Wednesday, April 28, 2010

Neil Hodgson Retires

The nice guy of British bike racing, Neil Hodgson, has been forced to retire after "doing a Foggy" and knackering his shoulder altogether.


The immensely likeable Lancashire lad (Hodgson, not Foggy) is a former World Superbike champion, who also raced in BSB, AMA and MotoGP.

Last year, while he was riding in AMA, he was doing some motocross training when the bike spat him off and he landed on his shoulder, doing serious damage. Hodgson decided to return to British Superbike, but had a disaster in practise for the first round at Brands Hatch when he highsided on a cold tyre, landing on that same shoulder again.
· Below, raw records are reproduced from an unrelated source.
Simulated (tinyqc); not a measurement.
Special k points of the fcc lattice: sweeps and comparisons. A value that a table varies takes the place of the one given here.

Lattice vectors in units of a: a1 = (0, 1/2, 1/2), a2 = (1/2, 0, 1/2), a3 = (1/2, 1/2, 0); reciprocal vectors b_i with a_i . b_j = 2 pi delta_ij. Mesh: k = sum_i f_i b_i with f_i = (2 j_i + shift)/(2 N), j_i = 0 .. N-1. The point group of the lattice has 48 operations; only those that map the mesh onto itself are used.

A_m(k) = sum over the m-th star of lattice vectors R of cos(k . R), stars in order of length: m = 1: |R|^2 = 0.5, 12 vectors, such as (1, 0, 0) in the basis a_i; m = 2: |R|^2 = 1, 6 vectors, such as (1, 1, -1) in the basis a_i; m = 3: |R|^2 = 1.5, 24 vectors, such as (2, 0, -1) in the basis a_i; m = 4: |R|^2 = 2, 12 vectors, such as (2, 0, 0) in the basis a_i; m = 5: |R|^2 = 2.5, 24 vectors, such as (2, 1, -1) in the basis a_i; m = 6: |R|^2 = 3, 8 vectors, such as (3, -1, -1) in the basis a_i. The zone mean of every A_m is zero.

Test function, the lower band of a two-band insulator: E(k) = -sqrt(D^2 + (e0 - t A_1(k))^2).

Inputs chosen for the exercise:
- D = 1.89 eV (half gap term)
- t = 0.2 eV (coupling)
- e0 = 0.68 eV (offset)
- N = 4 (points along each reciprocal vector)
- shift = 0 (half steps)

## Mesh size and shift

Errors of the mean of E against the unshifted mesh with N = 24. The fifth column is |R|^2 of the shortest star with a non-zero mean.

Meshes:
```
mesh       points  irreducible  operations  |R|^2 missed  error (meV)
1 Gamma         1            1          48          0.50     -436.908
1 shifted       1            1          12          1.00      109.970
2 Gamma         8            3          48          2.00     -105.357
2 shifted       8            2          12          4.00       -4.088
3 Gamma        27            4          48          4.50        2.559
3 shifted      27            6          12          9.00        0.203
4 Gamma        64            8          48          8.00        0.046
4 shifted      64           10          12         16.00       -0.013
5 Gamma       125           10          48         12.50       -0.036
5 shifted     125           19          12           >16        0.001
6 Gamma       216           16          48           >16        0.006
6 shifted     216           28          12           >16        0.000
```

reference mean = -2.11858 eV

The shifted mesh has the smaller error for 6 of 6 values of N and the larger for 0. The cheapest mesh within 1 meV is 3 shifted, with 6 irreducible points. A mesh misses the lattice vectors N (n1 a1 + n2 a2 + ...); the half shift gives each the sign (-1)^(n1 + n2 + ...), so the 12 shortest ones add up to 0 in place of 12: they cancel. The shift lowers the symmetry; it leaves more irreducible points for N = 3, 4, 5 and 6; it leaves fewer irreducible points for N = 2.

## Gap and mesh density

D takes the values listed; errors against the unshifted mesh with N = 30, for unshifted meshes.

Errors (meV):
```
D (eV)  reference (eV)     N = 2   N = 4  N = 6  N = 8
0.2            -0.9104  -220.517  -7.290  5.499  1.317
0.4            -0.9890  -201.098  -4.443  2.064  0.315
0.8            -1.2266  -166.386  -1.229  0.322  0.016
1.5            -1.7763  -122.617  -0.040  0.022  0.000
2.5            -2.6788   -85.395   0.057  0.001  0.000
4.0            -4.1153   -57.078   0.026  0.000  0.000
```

Sadly, it was curtains for his motorcycle racing career. Neil reported that his shoulder should recover most of its function over the next couple of years, but his bike racing days are over.

It's a very sad day for British bike racing. Some people have slagged Hodgson for winning the WSBK title by sheer dumb luck, finding himself on a factory Ducati on Michelin tyres when nobody on another bike or tyres could win a race. But Hodge didn't find his factory Ducati contract in a box of cornflakes. He earned it through talent and determination. Winning the BSB title in 2000 helped his GSE Ducati team decide to move up to WSBK the following year. A couple of years as a bloody quick privateer with a win and tons of podiums led to the Ducati ride. (Those results being in the Bayliss-Edwards years, and riding wheel to wheel with those guys is no mean feat.)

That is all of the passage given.